“But you are a chosen race,a royal priesthood, a holy nation, a people for his own possession, that you may proclaim the excellencies of him who called you out of darkness into his marvelous light…. Beloved, I urge you as sojourners and exiles to abstain from the passions of the flesh, which wage war against your soul. Keep your conduct among the Gentiles honorable, so that when they speak against you as evildoers, they may see your good deeds and glorify God on the day of visitation.” -1 Peter 2:9,11-12
“The saying is trustworthy: If anyone aspires to the office of overseer, he desires a noble task. Therefore an overseer must be above reproach, the husband of one wife, sober-minded, self-controlled, respectable, hospitable, able to teach, not a drunkard, not violent but gentle, not quarrelsome, not a lover of money. He must manage his own household well, with all dignity keeping his children submissive, for if someone does not know how to manage his own household, how will he care for God’s church? He must not be a recent convert, or he may become puffed up with conceit and fall into the condemnation of the devil. Moreover, he must be well thought of by outsiders, so that he may not fall into disgrace, into a snare of the devil.” -1 Timothy 3:1-7
Our last post in the Laodicean Project dealt with what I believe the first necessary step in reaching “Christian” societies to be, that being the internal cleansing and living of a life which causes others to glorify God. The second step, though quite similar, is on a much larger level. This step is the step of a corporate cleansing of the Church and a return of the Church to a level of esteem in the society.

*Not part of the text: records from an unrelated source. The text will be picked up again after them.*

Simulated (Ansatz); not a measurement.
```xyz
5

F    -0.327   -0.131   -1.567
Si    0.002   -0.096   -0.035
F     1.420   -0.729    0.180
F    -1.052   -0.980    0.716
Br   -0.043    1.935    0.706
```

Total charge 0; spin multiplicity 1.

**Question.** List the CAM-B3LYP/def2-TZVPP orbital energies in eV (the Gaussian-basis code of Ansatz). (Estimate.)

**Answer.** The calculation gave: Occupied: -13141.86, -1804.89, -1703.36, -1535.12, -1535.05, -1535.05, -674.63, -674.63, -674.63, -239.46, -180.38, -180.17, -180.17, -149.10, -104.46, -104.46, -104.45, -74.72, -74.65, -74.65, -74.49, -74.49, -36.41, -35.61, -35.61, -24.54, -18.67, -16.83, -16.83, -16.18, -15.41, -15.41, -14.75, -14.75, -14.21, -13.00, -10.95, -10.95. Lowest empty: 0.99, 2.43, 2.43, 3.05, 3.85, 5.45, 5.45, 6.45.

Too often today the Church is used as an excuse for not believing the message of the Gospel because, in the world’s eyes, the Church has no special position above anything else in the society. We have dealt with this problem repeatedly on this blog. Most of this has to do with a perceived (or real) hypocrisy in the Church and its’ members or because of overbearing legalisms or because of a weakening in the doctrinal integrity of a congregation. However, in lieu of betting these subjects into the ground I will just give links to those previous discussions.
Instead, what I want to discuss here is the way most of these problems occur, which is in the diluting of the strength of our Christian leadership. Paul in the New Testament lays out for us three times what the qualifications for specific leadership posts are in the church. He discusses the Elder/Pastor qualifications in both 1 Timothy 3:1-7 and Titus 1:5-9 and for Deacons in 1 Timothy 3:8-13. Moreover, all of the New Testament authors offer pointers and direction in the way the church should be led.
The problem is, today’s Christian societies continue to move further and further away from these ground rules. One of the most notable examples of this is the rejection of 1 Timothy 2:12, which says “I do not permit a woman to teach or to exercise authority over a man; rather she is to remain quiet.” Today it is such common place to “call” female ministers, or at least install female Bible teachers over adult males, that most congregations don’t bat an eye at it, even though this is clearly in opposition to what Paul teaches. To excuse this they often claim that what was written was culturally relevant for then, a time in which women weren’t valued as much as they are now, but that today, since we are much more egalitarian in our behaviors, we are no longer under this restriction. (But note, this argument is inaccurate in its premise since we have already discussed that Christianity has been egalitarian in its teachings since the beginning, and so if this is true then it makes Paul’s instruction not culturally relevant even in the culture he was specifically addressing, which makes absolutely no sense!) We see similar arguments made for every other type of bending being done on the Bible’s instructions for leadership.
So what? What is the big deal about bending the rules a little bit? Well, first, it is disobedience, which is never something we should strive for. Second, if we allow for disobedience and rationalizing away God’s rules at the top then there is no hope for people to respect them further down the totem pole. The Bible says that “not many of [us] should become teachers” since those “who teach will be judged with greater strictness (James 3:1).” This is because, as a teacher and/or leader, you are acting as a miniature shepherd to God’s people, and so if you go astray then many of them are sure to follow, and the Bible speaks pretty harshly about those who lead God’s children astray, as we have discussed before.
Therefore, if we are to reclaim our Christian societies in the name of Christ and see his name and holiness glorified in them again, then we must hold more closely to the Bible’s instructions for appointing Church leaders. This may not be popular, or comfortable even, since sometimes these bad leaders may be people who are very close to us personally, but in order to see a change it must be done. We shouldn’t allow just anyone with “lofty speech or wisdom” to lead our congregations, but should seek to appoint leaders who have “decided to know nothing among [us] except Jesus Christ and him crucified (1 Corinthians 2:2).” Only once we have seen individually our lives sanctified, and corporately our leadership sanctified, can we hope to begin seeing our society changed from their cold, dead views of Christianity and into a right relationship with Christ.